Study: Uber and Lyft Totally Make Traffic Worse

Nearly 60 percent of riders say they would have walked, biked, or used the bus if it weren’t for rideshare services.

Sarahbeth Maney, SF Examiner

The omnipresent but consistently unprofitable rideshare goliaths Uber and Lyft have long argued that they create less traffic, but they’re not willing to share much data on the topic. So some academics have gone out and done the research themselves. And the Associated Press reports they found that Uber and Lyft are adding to congestion, particularly by adding more cars on the streets during surge pricing hours.

“The emerging consensus is that ride-sharing [is] increasing congestion,”  Northeastern University professor of computer science Christo Wilson told the AP.

The full report is entitled Fare Choices: A Survey of Ride-Hailing Passengers in Metro Boston. And yes, the study was conducted in Boston, monitoring about a thousand ride-hailers in the Boston area during four weeks of late 2017. But their findings may resonate to Bay Area Uber and Lyft commuters too.

“The services are justifiably popular, their growing use may result in negative outcomes for traffic congestion, transit use, and active transportation,” the study concludes. “When asked how they would have made their current trip if ride-hailing hadn’t been an option, 12 percent said they would have walked or biked, and over two-fifths (42 percent) of respondents said they would have otherwise taken transit,”

In other words, 54 percent of rideshare customers would be walking, biking, or using public transit if Uber and Lyft were not options.

In San Francisco, a Sept. 2017 police analysis found that Uber and Lyft were responsible for two-thirds of congestion-related traffic violations downtown.

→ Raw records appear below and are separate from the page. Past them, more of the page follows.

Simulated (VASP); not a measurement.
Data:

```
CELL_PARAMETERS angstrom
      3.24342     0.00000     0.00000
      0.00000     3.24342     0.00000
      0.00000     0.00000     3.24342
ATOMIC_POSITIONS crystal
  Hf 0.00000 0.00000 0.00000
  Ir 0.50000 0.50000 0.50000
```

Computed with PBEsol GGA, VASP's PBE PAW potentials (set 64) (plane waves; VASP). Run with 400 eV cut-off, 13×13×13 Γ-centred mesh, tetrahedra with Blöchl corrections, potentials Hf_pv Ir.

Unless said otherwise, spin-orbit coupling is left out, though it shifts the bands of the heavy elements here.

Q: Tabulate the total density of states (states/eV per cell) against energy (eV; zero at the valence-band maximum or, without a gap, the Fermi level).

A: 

For their part, Lyft spokesperson Adrian Durbin told the AP, “Lyft is focused on making personal car ownership optional by getting more people to share a ride, helping to reduce car ownership, and partnering with public transportation.”

And Uber spokesperson Alix Anfang said, “Uber’s long-term goal is to end the reliance on personal vehicles and allow a mix of public transportation and services like Uber.”

Neither of those responses really addresses the traffic or congestion issue. In fact, Uber could be adding more vans to congested Bay Area roads. Last week they rolled out a new service called Uber Express Pool that mimics public transportation. CNN described it as “like a minibus with cheaper rides.”